In general, Britain is a country of immigration rather than emigration, though it is sometimes said that rates of immigration are less when there are fewer restrictions on entry. Today, there are many criteria to be met before an immigrant can gain citizenship status. The existence of laws on immigration create the status of the ‘illegal immigrant’ and as concerns about illegal immigration are subtly interwoven with rising fears of international terrorism, legislation has become increasingly focussed on monitoring and controlling levels of immigration and citizenship acquisition.
Relevant Links
A card about Italy (Icsim)
A legal perspective
Generally, we can say that our national laws, first of all the Constitution of Italian Republic, in force since 1st Jan.1848, establish the general principles regarding human rights and decide the criteria to rule the migratory flows (both “in” and “out” flows) with ordinary laws and decrees. Whereas the local rules and laws (namely, Regional Statutes and laws, City Statutes, Rules of public bodies in charge of, for instance, education and national health) can, in accordance with the national ones, conform those principles and criteria to each single villages and towns, strengthening and better orientating the policies about migration and inclusion.
For example, while a great controversy was going on about some restrictive national laws recently approved by the Parliament, in 2005 the Region Umbria passed a new Statute in which such values (of welcoming, inclusion, cooperation between different peoples) are emphasized, and “a full inclusion of immigrating people in the Regional society” is expected. Those rules are closely linked to the ones regarding universal values such as the dignity of human beings and the civil rights (healthcare, education, work, social security).
Relevant Links
A card about Germany
A legal perspective
Concentrating on the history of migration in the 20th century in Germany the year 1955 marks a first important step in the post-war history of migration in Germany.
The “Wirtschaftswunder” (economic miracle) usually connected with the former minister of economics Ludwig Erhard took place in Germany.
After World War II and the severe loss of human resources, the thriving German economy was in need of workers. All over Europe the companies did send their recruiters.
This part of the history of migration in Germany is not often talked about officially. But there are lots of stories the migrants do report. How German recruiter came to their villages, promising some sort of paradise in Germany and doing health checks right away.
In 1955 the situation had become chaotic and had to be regulated and so the first bilateral agreement on labour was signed between Germany and Italy.
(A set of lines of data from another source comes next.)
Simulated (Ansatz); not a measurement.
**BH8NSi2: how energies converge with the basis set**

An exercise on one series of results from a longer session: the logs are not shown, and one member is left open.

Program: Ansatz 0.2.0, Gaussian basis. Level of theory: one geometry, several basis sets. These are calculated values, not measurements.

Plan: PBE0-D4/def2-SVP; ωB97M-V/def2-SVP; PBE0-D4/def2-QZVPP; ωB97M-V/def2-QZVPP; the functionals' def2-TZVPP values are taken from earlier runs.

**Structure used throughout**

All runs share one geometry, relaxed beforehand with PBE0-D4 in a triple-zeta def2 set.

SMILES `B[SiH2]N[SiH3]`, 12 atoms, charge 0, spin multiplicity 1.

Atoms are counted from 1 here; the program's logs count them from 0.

This agreement was widely debated. The main question was about the salary of these new workers and in the end they were paid standard wages.
This agreement soon was followed by agreements with Spain and Greece and Turkey.
To this time there were no public discussions about future developments. The alien workers were seen as a temporarily phenomenon without a real impact to the German society.
The economic slowdown in the 70ties led to a recruitment stop in 1973.
Contrary to the hopes and beliefs of politicians and the public the recruited workers did not leave Germany but preferred to stay. This development resulted in deep societal changes in Germany.
A rather “closed” and traditional orientated country saw itself, rather unprepared, confronted with the need to deal with strange, unknown cultures, religions, languages and traditions.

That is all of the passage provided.